The C-47 was not armored and did not have self-sealing fuel tanks so even light FLAK was a serious danger to this low flying slow transport plane.
The C-47 was vital to the success of many Allied campaigns, in particular, those at Guadalcanal and in the jungles of New Guinea and Burma, where the C-47 (and its naval version, the R4D) made it possible for Allied troops to counter the mobility of the light-traveling Japanese army.
The C-47 was also used to make the difficult and treacherous flight from India to China throughout the Pacific war. Variations of the C-47 continued to be flown after the war and long into the Vietnam War until around 1967.
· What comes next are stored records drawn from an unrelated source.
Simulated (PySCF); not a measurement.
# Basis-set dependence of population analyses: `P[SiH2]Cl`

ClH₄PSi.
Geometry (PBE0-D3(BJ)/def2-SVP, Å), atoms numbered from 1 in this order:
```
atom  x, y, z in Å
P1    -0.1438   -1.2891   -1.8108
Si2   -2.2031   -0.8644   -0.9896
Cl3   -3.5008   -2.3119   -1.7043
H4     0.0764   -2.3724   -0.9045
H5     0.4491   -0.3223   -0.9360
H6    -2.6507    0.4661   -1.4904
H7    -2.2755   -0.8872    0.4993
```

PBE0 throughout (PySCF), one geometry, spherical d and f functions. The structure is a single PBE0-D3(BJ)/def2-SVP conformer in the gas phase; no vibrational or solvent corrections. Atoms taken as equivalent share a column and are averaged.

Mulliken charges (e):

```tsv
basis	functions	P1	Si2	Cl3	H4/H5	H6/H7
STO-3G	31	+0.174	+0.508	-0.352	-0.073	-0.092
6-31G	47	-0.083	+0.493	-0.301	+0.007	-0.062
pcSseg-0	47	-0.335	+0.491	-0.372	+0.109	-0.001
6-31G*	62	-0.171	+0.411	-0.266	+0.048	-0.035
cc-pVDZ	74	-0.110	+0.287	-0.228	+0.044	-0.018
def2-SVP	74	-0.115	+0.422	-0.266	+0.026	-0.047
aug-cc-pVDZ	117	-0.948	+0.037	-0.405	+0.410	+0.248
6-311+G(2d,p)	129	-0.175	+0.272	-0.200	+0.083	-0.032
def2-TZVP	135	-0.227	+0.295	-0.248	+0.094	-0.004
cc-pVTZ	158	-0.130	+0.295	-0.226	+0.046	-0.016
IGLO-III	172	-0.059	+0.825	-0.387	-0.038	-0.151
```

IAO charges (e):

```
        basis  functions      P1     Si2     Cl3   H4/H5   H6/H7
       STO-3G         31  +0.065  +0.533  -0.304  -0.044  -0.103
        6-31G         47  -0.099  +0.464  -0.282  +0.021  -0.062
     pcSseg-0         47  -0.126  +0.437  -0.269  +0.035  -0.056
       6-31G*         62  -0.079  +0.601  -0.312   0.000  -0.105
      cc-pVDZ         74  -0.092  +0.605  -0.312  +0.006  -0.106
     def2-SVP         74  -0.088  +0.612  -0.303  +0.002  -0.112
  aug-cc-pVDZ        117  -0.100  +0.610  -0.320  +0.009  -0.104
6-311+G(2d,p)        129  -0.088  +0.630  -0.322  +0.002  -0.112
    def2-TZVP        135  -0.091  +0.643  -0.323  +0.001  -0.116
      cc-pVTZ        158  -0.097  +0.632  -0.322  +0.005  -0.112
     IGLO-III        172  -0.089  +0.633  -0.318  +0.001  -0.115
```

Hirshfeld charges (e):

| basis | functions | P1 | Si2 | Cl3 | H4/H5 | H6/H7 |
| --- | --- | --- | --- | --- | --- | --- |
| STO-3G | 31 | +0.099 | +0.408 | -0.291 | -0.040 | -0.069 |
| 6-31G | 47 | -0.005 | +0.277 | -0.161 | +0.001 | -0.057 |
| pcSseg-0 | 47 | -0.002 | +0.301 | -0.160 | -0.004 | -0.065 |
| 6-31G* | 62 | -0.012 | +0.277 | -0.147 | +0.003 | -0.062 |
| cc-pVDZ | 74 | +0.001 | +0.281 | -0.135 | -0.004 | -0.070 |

It was the aircraft carrier that changed naval combat during World War II, shifting the focus from surface engagements between Battleships to airplanes flying hundreds of km to throw a bomb or launch a torpedo. The superior range, flexibility, and effectiveness of the carrier-launched aircraft was the driving factor in this change having a longer range and higher precision than the traditional naval guns.
In November 1940 the British carrier HMS Illustrious launched a raid on the Italian Fleet at anchor at their base in Taranto, causing significant damage and incapacitated three of the six battleships at a cost of two biplane torpedo bombers. This method of attack was then copied and refined by the Japanese in their raid on the American fleet at Pearl Harbor, though the Aircraft Carriers, their prime objective, were not in port and escaped destruction.
The ability to project power has since been the hallmark of the Aircraft Carrier but the vulnerability of carriers has been demonstrated in 1940 when German battle cruisers sank the HMS Glorious. Later, during the Battle for Midway in the summer of 1942, a Japanese carrier was sunk by a U.S. submarine.
The Spitfire is most likely the most famous aircraft from the World War II era. It was the king of low-altitudes, it will be known forever as the plane that turned the tide in the Battle of Britain.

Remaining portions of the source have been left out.